They contain settings to encrypt the flash and to enable 'secure boot' - this burns 'efuses' on the device - a one-way operation, and may render the device unusable.
As the built firmware does not include the Blockstream signature, the fw will not run on an official Blockstream Jade device.

The purpose of these builds is purely to reproduce the build and hence verify the firmware offered by Blockstream is indeed built from the publicly available tagged source code.

  1. Create Docker image

Use Dockerfile to create a docker image for building the Jade firmware - this builds/installs the required tools from their public repos on a Debian base - the resultant image should be the same as the one used to build the official firmware binaries. (NOTE: Because the Dockerfile executes 'apt install' commands, the point versions of some tools may change, so the image may not be completely identical - but these differences should be minor and are not expected to affect the build result in most cases.)

DOCKER_BUILDKIT=1 docker build -f ./Dockerfile -t jade_builder .
  1. Run the container
docker run -v ${PWD}:/builds/blockstream/jade --name jade_builder -it jade_builder bash

NOTE: The path where the jade repo is mapped (/builds/blockstream/jade) is encoded into the intermediate build files jade.map and jade.elf, and a hash of the ELF file is included in the final binary - so this path must be correct for the binaries to correctly reflect the Blockstream official build.

All following commands are to be run inside the 'jade_builder' docker container.

  1. Prepare the build environment
. /root/esp/esp-idf/export.sh
cd /builds/blockstream/jade
git config --global --add safe.directory /builds/blockstream/jade

Since the mounted source repository will have a different owner from the user running the shell in the container, git describe (which is used internally in the build process to generate/include an application version tag) may fail. The git config command above should address this and ensure the correct version tag is included in the firmware image being built.

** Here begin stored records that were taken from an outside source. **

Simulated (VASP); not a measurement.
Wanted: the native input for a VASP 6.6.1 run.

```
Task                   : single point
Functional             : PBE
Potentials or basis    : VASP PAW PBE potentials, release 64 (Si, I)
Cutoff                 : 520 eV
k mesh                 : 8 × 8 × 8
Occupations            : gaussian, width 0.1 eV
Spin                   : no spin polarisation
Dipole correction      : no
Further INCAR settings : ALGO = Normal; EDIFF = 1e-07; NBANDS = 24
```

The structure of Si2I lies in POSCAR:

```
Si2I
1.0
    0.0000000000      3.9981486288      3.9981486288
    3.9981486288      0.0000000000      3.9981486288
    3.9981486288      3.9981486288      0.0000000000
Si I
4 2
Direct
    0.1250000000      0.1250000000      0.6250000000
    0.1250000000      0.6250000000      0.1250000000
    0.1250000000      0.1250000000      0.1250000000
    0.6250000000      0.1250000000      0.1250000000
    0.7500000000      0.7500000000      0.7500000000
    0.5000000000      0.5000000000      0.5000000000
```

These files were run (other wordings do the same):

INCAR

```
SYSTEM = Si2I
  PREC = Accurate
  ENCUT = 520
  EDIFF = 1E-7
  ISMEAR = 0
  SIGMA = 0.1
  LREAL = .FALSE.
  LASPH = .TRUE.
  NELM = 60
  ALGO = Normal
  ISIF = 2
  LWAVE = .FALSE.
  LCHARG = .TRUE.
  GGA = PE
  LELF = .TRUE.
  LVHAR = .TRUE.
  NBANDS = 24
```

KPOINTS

  • RE-RUN FROM HERE TO BUILD DIFFERENT CONFIGURATIONS
  1. Copy the relevant config file

Copy the relevant config file onto ./sdkconfig.defaults. The production build configs are in the directory production, as follows:

Jade Hardware Type Configuration sdkconfig.defaults source file
Jade 1.0 (true wheel) BLE-enabled ./production/sdkconfig_jade_prod.defaults
no-radio ./production/sdkconfig_jade_noradio_prod.defaults
Jade 1.1 (rocker/jog-wheel) BLE-enabled ./production/sdkconfig_jade_v1_1_prod.defaults
no-radio ./production/sdkconfig_jade_v1_1_noradio_prod.defaults

eg:

cp ./production/sdkconfig_jade_prod.defaults sdkconfig.defaults
rm -f sdkconfig

NOTE: The rm -f sdkconfig step is not necessary on a fresh/clean repo, but always best to ensure this file does not exist and is recreated from the sdkconfig.defaults file. This is vital if the sdkconfig.defaults file is changed (eg. to build another configuration).

  1. Build
idf.py fullclean all

This makes a fw file build/jade.bin.

  1. Sign the binary with the 'dev' key
espsecure.py sign_data --keyfile ./release/scripts/dev_fw_signing_key.pem --version 2 --output ./build/jade_signed.bin ./build/jade.bin
  1. Compare signed and unsigned binaries

A diff of ./build/jade_signed.bin against ./build/jade.bin should just show extra padding and data suffixed to the binary - this is the signature block. (A hex dump can be obtained using xxd, which is perhaps easier to diff)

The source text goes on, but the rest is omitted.